H. E. Wright & Co. v. Douglas

Decision Date29 September 1919
Docket Number961
PartiesH. E. WRIGHT & CO. v. DOUGLAS
CourtWyoming Supreme Court

ERROR to the District Court, Weston County; HON. ERNEST C. RAYMOND Judge.

Action by R. S. Douglas against H. E. Wright & Co. to enjoin the foreclosure of a chattel mortgage by notice and sale. From a judgment granting a perpetual injunction, the defendant brings error.

Affirmed.

H. S Ridgely and C. E. Wampler, for plaintiff in error.

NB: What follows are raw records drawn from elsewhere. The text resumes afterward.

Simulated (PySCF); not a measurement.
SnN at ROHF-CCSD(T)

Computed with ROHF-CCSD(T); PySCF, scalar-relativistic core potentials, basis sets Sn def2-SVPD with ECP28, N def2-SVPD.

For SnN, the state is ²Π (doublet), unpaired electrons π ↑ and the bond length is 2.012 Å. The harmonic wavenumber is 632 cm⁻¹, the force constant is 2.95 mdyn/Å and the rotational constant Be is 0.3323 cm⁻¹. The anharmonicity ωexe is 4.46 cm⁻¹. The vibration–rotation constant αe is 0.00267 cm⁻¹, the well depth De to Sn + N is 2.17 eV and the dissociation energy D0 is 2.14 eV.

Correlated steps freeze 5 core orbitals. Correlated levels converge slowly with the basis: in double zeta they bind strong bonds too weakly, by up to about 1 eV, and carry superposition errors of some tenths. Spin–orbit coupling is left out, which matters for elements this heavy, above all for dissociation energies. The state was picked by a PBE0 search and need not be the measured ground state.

The Court erred in denying defendant's motion for judgment on the pleadings; the statute (4401 C. S.) provides that allegations of new matter in the answer not controverted by a reply shall be taken as true; the answer alleged an insufficiency of tender, and no reply was filed; there was no tender of gold coin, nor was there a tender of attorney's fees stipulated for in the notes; there was error in overruling defendant's objection to the introduction of any testimony in the case; the judgment is not sustained by the evidence, and is contrary to law; the tender was not kept good (38 Cyc. 158); a check is not sufficient tender (Lewis v. Larsen, 45 Wis. 353; Smith v Merchants' Bank, 14 O. Cir. Ct. 199); it was not shown that Keeler Bros. had authority to accept payment for the holder of notes at Denver; the rate of attorney's fees stipulated for was reasonable (Florence Oil Co. v. Gas Co., 55 Colo. 378, 135 P. 454); the holder was entitled to payment in gold coin, or the equivalent thereof in Denver, Colorado.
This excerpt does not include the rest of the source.